Hidden v. Jordan

Temple, J.,

delivered the opinion of the Court:

This is the fourth appeal which has been had in this case. On the first appeal the rights of the parties are fully considered, and the law of the case, with reference to the subject-matter of controversy, settled. A new trial was had, which developed no new fact that could affect the rights of the parties; but, upon the second appeal, the case was sent *62back for a new accounting. • A similar order was made upon the third appeal. A new trial of the case has not been had since the second appeal, and there was, therefore, nothing at issue in the Court below except such questions as legitimately arise upon the accounting, which was to be had upon the judgment entered upon the new trial had after the first appeal, and in accordance with the intimations of this Court.

The evidence, therefore, offered by the plaintiff for the purpose of establishing a different relation of the parties to the subject-matter of the suit was inadmissible. But if it were otherwise, the evidence is insufficient to authorize us to relieve the plaintiff from the terms of the contract he has set up in his pleadings, and which he has been able to establish by judgment.

From such doubtful acts as plaintiff has attempted to show, and which he claims are inconsistent with the original contract, the Court will not infer any agreement different from the express agreement alleged and proven by the plaintiff, nor will it make the defendant a compulsory purchaser of lands he never contracted to buy, but which he holds simply as security for money advanced for the plaintiff, unless it be in accordance with the agreement under which he holds it.

The action seems to have been commenced upon the supposition that the rents and profits of the farm had more than paid the debt and interest. It being now ascertained that a large portion of the debt remains unpaid, the plaintiff will not be allowed to change his position and induce this Court to make a better bargain for him than he made himself.
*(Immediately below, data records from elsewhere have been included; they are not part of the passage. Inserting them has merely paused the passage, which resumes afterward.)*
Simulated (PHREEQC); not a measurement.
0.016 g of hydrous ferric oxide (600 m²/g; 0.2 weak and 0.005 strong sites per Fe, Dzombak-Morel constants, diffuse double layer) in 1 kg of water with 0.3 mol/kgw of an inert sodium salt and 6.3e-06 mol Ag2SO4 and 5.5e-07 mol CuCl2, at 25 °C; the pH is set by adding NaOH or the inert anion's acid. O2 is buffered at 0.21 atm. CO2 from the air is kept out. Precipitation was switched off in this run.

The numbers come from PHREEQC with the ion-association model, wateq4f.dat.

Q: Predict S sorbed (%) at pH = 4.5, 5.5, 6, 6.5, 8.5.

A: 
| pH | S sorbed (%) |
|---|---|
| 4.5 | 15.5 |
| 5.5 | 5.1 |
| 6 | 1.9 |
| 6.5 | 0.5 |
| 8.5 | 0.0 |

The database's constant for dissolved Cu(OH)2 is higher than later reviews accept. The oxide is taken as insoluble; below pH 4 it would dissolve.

The first error alleged to have been made in the accounting is the allowance to defendant of $378 for a fence, which is claimed to have been a partition fence between the premises in controversy and Bussell, and that, therefore, defendant received, or ought to have received, one half the cost of the fence from Bussell; the fence was built in 1859. There is some evidence which tends to prove that the lands had been previously cultivated with Bussell’s land in a common inclosure, but counsel have failed to point us to any evidence, and we have failed to find any which tends to show *63that, at the time the fence was built, the adjoining-tract was inclosed at all, or that the adjoining proprietor ever used this fence at all. It was shown that the fence was not upon the line, and that a strip suitable for a roadway was left outside. It may have been necessary for the use of the farm that this roadway should be left. The referee has, in effect, found that the fence was necessary for the protection of the crop, and that it was not a partition fence, and we do not think the evidence warrants our disturbing the finding.

The referee finds that plaintiff, on the third day of January, A. D. 1859, made a tender of $1,500 on account of interest money then due. The referee says that from the day of that tender he charges no interest upon the interest which had then accrued. But if we understand his computations correctly, the whole amount of interest which had then accrued was added to the interest and expense account, on the first of November following, when the annual balance was struck, and the rents and profits credited upon the interest and expense account.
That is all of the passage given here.